The decision to withdraw the charges against Abd el Rahim al Nashiri avoided the need to arraign him Monday at Guantanamo Bay, Cuba. Army Col. James Pohl refused last week to cancel the arraignment, despite a request from Obama that all Guantanamo cases be delayed for 120 days so that his administration could determine how to deal with each of the 250 prisoners held there.

Susan J. Crawford, the so-called convening authority for the military commissions, ended the standoff by dismissing the charges "without prejudice," Navy Cmdr. Jeffrey Gordon, a Pentagon spokesman said Thursday night.

"Nashiri may be charged at a later date,'' he said, declining to elaborate.

Crawford is a civilian appointed to her post by the Bush administration to oversee the special war court created to stage the first war crimes tribunals since World War II. Obama had instructed Defense Secretary Robert Gates to get a 120-day stay in the trials, to give his administration time to decide the best way to prosecute accused terrorists. But Pohl blocked that effort by refusing to grant the delay, saying to do so would not be "in the interests of justice."

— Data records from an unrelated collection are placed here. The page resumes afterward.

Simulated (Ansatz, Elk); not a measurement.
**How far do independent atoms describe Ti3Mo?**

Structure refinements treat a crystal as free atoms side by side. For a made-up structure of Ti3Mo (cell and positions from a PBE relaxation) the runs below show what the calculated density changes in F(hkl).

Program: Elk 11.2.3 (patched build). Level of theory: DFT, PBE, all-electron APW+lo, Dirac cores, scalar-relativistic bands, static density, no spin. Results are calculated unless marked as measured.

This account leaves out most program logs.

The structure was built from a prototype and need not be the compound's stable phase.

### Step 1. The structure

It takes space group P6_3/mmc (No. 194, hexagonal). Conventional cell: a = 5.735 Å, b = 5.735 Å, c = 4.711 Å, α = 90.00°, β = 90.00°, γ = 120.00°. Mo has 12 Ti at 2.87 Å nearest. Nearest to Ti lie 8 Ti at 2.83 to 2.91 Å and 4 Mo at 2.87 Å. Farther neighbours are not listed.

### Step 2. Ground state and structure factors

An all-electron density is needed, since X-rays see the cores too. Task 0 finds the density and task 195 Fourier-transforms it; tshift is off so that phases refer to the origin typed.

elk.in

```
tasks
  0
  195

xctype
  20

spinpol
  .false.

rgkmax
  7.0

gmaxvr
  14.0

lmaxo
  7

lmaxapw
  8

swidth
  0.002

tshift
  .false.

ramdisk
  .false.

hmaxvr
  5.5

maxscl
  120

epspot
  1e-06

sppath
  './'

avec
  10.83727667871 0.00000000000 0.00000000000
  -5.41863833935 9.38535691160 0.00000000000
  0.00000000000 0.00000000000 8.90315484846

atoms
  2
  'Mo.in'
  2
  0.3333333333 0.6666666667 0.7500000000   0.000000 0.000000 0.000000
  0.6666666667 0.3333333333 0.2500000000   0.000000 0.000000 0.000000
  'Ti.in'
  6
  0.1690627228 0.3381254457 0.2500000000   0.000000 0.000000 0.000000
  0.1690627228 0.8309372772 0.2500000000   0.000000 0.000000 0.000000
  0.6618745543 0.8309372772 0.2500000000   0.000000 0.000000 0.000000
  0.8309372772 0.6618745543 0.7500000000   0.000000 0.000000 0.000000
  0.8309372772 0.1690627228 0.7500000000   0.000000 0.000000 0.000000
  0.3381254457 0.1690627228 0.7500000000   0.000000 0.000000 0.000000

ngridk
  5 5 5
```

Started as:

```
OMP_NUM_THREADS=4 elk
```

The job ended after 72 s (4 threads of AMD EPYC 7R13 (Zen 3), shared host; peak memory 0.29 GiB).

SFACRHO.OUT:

Nashiri, a Saudi Arabian, is accused of helping orchestrate the October 2000 bombing of the USS Cole in the port of Aden, Yemen. Seventeen sailors were killed. If he is convicted, he could be sentenced to death.

Obama is scheduled to meet Friday with the former commander of the Cole, retired Navy Cmdr. Kirk Lippold, and family members of victims of the Sept. 11, 2001, attacks. Lippold has been sharply critical of Obama for ordering Guantanamo closed and the cases of suspected terrorists held there delayed.